B-b-but futarchy and unbiased decisionmaking means well-calibrated markets could be a net good for society!! /hj

Yeah, that claim was always ludicrous to me too. Wisdom-of-crowds isn’t an unbiased decision making strategy, it’s quite biased. Crowd-wisdom works best as a limiter on the bias of other decision making strategies—this is why democracies use representatives rather than direct votes for most decisions.

And polymarket isn’t even the wisdom of crowds lol. At its greatest possible adoption it’s still the wisdom of internet-connected (mostly) white men with time and money to spend on gambling.

If you believe Polymarket odds are wrong in a systematic way then you are free to make a lot of money out of it. Unlike the stock market, where "Markets can remain irrational longer than you can remain solvent", any such irrationality will become irrelevant at settlement time.

The argument isn’t about whether prediction markets can stay well-calibrated.

The argument is that prediction markets incentivize insider trading and backroom power brokership. The “potential energy” behind surprise upsets is most profitably exploited when the outcome sharply differs from the public calibrated consensus, so these two incentives - calibration vs potential for exploitation - are in fundamental tension. I think this tension undermines the whole purpose of prediction markets IMO.

Ugh, the sophistry (or at least self-deceiving arguments) people throw around to defend these markets makes my stomach churn.
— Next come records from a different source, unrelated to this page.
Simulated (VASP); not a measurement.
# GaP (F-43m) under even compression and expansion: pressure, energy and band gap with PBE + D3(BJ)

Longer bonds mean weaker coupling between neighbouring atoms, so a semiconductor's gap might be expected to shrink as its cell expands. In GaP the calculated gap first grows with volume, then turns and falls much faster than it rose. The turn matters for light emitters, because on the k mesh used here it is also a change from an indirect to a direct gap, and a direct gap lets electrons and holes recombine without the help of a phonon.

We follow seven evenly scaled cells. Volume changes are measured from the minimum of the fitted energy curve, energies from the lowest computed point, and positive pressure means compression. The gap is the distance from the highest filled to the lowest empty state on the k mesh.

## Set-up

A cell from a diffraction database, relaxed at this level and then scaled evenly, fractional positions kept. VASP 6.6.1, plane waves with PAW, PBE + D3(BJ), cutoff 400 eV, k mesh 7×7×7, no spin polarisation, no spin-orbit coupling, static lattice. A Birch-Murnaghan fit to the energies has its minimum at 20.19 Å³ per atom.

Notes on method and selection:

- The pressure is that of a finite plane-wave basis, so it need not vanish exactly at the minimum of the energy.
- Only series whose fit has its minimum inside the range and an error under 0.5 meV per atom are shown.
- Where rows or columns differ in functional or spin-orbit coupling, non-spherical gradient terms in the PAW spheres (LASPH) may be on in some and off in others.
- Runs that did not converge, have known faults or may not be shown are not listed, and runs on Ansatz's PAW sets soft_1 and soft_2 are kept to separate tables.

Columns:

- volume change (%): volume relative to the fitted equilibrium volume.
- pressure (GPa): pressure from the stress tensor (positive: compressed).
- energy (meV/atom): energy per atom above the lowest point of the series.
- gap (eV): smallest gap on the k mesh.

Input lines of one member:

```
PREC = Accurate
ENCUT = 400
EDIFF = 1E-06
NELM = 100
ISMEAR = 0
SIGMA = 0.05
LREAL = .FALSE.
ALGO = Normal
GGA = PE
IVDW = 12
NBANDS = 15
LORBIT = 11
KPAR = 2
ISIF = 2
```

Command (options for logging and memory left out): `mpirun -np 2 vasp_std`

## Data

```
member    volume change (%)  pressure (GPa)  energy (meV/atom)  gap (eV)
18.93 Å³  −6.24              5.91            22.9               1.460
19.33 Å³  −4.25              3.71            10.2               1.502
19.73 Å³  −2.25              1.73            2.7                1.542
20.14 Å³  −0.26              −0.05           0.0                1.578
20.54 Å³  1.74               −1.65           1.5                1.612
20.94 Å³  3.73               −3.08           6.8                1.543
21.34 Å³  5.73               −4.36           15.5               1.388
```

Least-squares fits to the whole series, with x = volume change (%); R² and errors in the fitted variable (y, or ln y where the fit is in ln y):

"It is difficult to get a prediction-market person to understand something, when their stock-options and IPO depends upon them not understanding it."

-- Cyborg Upton Sinclair

I don't know, man, looks like we are now literally gambling on whether people die today or tomorrow. This is even worse than underground sports gambling.

Reply of the year. I'm not sure if I'm supposed to laugh or cry.

The question isn't whether futarchy isn't perfect, it's whether its better than our existing democracy.

Well, we're discovering some really fascinating and pervasive failure cases of proto-futarchy. Please update your priors.